Who cares about elderly people? As an older person (70 years), I am becoming increasingly aware just how difficult it is for my contemporaries to find residential, day or home care when they need it.

Anecdotal evidence exists to suggest home care is being asked to achieve as much as 25 per cent reductions in expenditure. Although criteria for being granted care have not changed, they are being more severely applied. People who would have previously been granted help now miss out. This has the added advantage to East Sussex County Council of masking the large number of people who really need care.

Earlier this year, the chairman of the council's social services said they were to be made more efficient, which usually means budget cuts and staff dispensed with.

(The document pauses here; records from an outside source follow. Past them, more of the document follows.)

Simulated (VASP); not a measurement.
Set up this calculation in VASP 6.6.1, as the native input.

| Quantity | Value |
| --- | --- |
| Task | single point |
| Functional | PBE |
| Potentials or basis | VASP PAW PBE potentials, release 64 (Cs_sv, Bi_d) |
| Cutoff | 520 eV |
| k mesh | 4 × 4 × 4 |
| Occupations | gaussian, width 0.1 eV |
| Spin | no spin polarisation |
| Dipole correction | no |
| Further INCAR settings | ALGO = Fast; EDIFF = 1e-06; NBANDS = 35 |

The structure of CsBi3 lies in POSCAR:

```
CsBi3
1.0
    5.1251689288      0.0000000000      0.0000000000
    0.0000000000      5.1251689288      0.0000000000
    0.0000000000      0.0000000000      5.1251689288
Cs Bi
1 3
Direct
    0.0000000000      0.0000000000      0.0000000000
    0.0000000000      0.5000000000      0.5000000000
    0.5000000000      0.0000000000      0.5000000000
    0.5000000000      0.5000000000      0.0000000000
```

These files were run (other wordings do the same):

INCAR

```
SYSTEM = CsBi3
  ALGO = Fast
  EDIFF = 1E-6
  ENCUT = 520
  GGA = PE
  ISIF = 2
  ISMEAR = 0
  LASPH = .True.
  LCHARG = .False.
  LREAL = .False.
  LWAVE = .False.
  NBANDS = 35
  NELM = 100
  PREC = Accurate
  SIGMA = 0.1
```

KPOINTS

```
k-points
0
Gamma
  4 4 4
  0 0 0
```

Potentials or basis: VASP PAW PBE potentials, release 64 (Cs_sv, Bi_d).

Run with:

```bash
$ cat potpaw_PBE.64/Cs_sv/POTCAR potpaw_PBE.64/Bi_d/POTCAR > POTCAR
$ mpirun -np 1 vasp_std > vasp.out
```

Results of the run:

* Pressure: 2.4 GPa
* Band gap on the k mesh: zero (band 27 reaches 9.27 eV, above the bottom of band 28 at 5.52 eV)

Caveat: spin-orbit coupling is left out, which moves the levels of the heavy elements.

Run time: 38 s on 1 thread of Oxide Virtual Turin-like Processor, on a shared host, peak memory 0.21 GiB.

I was pleasantly surprised, on checking through proposed county spending for care of the elderly in 2002/3, to find a 9 per cent increase in the budget - not for long, though. The allocation is split into several parts. The first is public provision, cut by 6 per cent so, with inflation, this makes a cut of nearer eight per cent. The third item, private provision, is up by nine per cent. There is no mention of increased efficiency or increase in numbers of places. So where is the money going? Bigger profits for the private sector?

Now we find East Sussex has not placed one elderly "bed blocker" into care since April, using some of the £500,000 Gordon Brown made available. There are no plans to deal with the problem now or, apparently, in the future either. So who does care about the elderly? Not the Conservatives on East Sussex County Council.